Web News Article Dataset
There three datasets with annotated 'News Articles' web pages.
The first dataset (ArticlesNewsSitesData.7z) contains the URLs and the annotation for 1043 web pages/ articles retrieved from three well known sites with news (i.e. BBC, The Guardian, and Reuter). The web pages were annotated with the following four topics found in the IPTC news codes taxonomy: Economy-Business-Finance, Lifestyle-Leisure, Science-Technology, and Sports. It should be noted that the articles are classified to a single topic. If you use this dataset in your research, please cite the following article:
Liparas, D., HaCohen-Kerner, Y., Moumtzidou, A., Vrochidis, S., & Kompatsiaris, I. (2014). News articles classification using Random Forests and weighted multimodal features. In Information Retrieval Facility Conference (pp. 63-75). Springer International Publishing.
The second dataset (ArticlesNewsSitesData_2382.7z) contains the URLs and the annotation for 2382 web pages/ articles retrieved from several sites. The web pages were annotated with the following six topics found in the IPTC news codes taxonomy: Nature_Environment, Politics, Science_Technology, Economy-Business_Finance, Health and Lifestyle_leisure. It should be noted that the articles are classified to a single topic. If you use this dataset in your research, please cite the following article:
Liparas, D., HaCohen-Kerner, Y., Moumtzidou, A., Vrochidis, S., & Kompatsiaris, I. (2014). News articles classification using Random Forests and weighted multimodal features. In Information Retrieval Facility Conference (pp. 63-75). Springer International Publishing.
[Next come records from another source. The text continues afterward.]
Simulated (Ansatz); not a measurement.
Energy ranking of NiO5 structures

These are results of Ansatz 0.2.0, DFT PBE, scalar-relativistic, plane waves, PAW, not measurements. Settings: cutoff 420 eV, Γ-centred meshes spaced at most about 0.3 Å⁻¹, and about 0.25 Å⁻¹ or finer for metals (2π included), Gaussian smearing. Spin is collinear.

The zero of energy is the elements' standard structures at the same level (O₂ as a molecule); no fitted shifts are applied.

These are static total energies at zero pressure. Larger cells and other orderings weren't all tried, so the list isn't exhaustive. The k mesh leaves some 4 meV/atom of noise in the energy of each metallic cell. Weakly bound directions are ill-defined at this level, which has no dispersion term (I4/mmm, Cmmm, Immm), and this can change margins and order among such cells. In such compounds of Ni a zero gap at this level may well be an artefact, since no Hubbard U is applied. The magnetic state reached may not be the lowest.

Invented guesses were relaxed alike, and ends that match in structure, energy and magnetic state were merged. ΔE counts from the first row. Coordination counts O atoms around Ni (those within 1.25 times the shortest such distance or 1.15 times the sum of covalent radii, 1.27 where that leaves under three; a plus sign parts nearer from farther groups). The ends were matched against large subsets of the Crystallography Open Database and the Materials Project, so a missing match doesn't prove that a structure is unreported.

The third dataset (WikiRef_dataset.zip) contains more specific topics, which are references to specific Wikipedia webpages. The selected topics of the WikiRef220 dataset (and the number of articles per topic) are:
Paris Attacks November 2015 (36), Barack Obama (5), Premier League (37), Cypriot Financial Crisis 2012-2013 (5), Rolling Stones (1), Debt Crisis in Greece (5), Samsung Galaxy S5 (35), Greek Elections June 2012 (5), smartphone (5), Malaysia Airlines Flight 370 (39), Stephen Hawking (1), Michelle Obama (38), Tohoku earthquake and tsunami (5), NBA draft (1), U2 (1), Wall Street (1). The topics Barack Obama, Cypriot Financial Crisis 2012-2013, Rolling Stones, Debt Crisis in Greece, Greek Elections June 2012, smartphone, Stephen Hawking, Tohoku earthquake and tsunami, NBA draft, U2 and Wall Street appear no more than 5 times and therefore, they are regarded as noise.
The remaining 5 topics of WikiRef220 are:
• Paris Attacks November 2015 [1]
• Premier League [2]
• Malaysia Airlines Flight 370 [3]
• Samsung Galaxy S5 [4]
• Michelle Obama [5]
The WikiRef186 dataset (4 topics) is the WikiRef220 without 34 documents related to “Malaysia Airlines Flight 370” and the WikiRef150 dataset (3 topics) is the WikiRef186 without the 36 documents related to “Paris Attacks”.
References
1. https://en.wikipedia.org/wiki/November_2015_Paris_attacks
2. https://en.wikipedia.org/wiki/Premier_League
3. https://en.wikipedia.org/wiki/Malaysia_Airlines_Flight_370
4. https://en.wikipedia.org/wiki/Samsung_Galaxy_S5
5. https://en.wikipedia.org/wiki/Michelle_Obama
If you use the third dataset, please cite:
Gialampoukidis, I., Vrochidis, S., & Kompatsiaris, I. (2016). A Hybrid Framework for News Clustering Based on the DBSCAN-Martingale and LDA. In Machine Learning and Data Mining in Pattern Recognition (pp. 170-184). Springer International Publishing.